History teacher decapitated in France in 'abominable' terrorist-linked assault

The attack happened at around 4pm Irish time near a school in Conflans Saint-Honorine.

LAST UPDATE | 16 Oct 2020

AN ASSAILANT HAS decapitated a history teacher in France who had recently shown cartoons of the Prophet Mohammed in class, police said.

The attacker, whose identity has not been established, was shot by police as they tried to arrest him and later died of his injuries, they said.

The attacker shouted “Allahu Akbar”, meaning “God is Great” as police confronted him, a cry often heard in jihadist attacks, a police source said.

French anti-terror prosecutors said they were treating the assault as “a murder linked to a terrorist organisation” and related to a “criminal association with terrorists”.

French President Emmanuel Macron was to visit the scene of the attack later today, his office said.

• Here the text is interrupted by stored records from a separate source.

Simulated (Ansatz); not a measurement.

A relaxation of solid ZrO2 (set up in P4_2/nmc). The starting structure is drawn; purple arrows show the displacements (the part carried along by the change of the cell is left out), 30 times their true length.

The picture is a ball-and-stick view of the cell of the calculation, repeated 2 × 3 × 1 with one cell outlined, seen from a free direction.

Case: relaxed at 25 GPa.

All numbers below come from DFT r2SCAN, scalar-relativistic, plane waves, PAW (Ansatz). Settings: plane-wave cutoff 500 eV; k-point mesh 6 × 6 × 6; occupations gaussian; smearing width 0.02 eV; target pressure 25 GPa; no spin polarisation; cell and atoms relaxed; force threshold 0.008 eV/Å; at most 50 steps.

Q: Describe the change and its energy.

The attack happened on the outskirts of Paris at around 5pm (4pm Irish time) near a school in Conflans Saint-Honorine, a northwestern suburb located some 30 kilometres from the centre of the French capital.

According to a police source, the victim was a history teacher at a local middle school who recently discussed cartoons of the Prophet Mohammed in class.

‘Super nice, super friendly’

A parent of a pupil at the school said that the teacher may have created a “polemic” by asking Muslim pupils to leave the room before showing the cartoons.

“According to my son, he was super nice, super friendly, super kind,” the parent, Nordine Chaouadi, told AFPTV.

The teacher “simply said to the Muslim children: ‘Leave, I don’t want it to hurt your feelings’. That’s what my son told me,” he said.

Last month, charges were brought against a 25-year old Pakistani man who wounded two people with a meat cleaver to avenge the publication of caricatures of the Prophet Mohammed by the satirical weekly Charlie Hebdo.

The attacker seriously injured two employees of a TV production agency, whose offices are on the same block that used to house Charlie Hebdo. Both survived.

That attack came three weeks into an ongoing trial of suspected accomplices of the authors of the January 2015 attacks on Charlie Hebdo and a Jewish supermarket, which also saw a policewoman gunned down in the street.

Seventeen people were killed in the three-day spree that heralded a wave of Islamist violence in France that has so far claimed more than 250 lives.

The trial has sparked protests across France, with thousands of demonstrators rallying against Charlie Hebdo and the French government.

Today, police arrived at the scene after receiving a call about a suspicious individual loitering near the school, a police source said.

There they found the dead man and nearby sighted the suspect armed with a knife-like weapon, who threatened them as they tried to arrest him.

They opened fire and injured him severely, the source said. The man later died of his injuries, a judicial source said.

‘Abominable’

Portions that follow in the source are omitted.